Distributed Predictive Control Barrier Functions: Towards Scalable Safety Certification in Modular Multi-Agent Systems
This provides a scalable safety certification method for modular multi-agent systems, addressing a critical gap in learning-based distributed control.
The paper tackled the problem of ensuring safety in multi-agent systems with distributed control and changing network topologies by introducing distributed predictive control barrier functions (D-PCBF), which guarantee recoverable safety through model predictions, validated in simulations and real-time experiments with a race-car platoon.
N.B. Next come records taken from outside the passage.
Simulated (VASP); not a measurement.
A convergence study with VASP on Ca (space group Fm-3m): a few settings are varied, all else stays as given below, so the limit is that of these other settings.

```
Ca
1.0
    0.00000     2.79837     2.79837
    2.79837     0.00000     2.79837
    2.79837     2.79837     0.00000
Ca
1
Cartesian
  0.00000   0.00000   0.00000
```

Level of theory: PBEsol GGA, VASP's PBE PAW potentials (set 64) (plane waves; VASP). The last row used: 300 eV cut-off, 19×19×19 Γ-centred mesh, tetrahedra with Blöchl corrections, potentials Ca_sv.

We consider safety-critical multi-agent systems with distributed control architectures and potentially varying network topologies. While learning-based distributed control enables scalability and high performance, a lack of formal safety guarantees in the face of unforeseen disturbances and unsafe network topology changes may lead to system failure. To address this challenge, we introduce structured control barrier functions (s-CBFs) as a multi-agent safety framework. The s-CBFs are augmented to a distributed predictive control barrier function (D-PCBF), a predictive, optimization-based safety layer that uses model predictions to guarantee recoverable safety at all times. The proposed approach enables a permissive yet formal plug-and-play protocol, allowing agents to join or leave the network while ensuring safety recovery if a change in network topology requires temporarily unsafe behavior. We validate the formulation through simulations and real-time experiments of a miniature race-car platoon.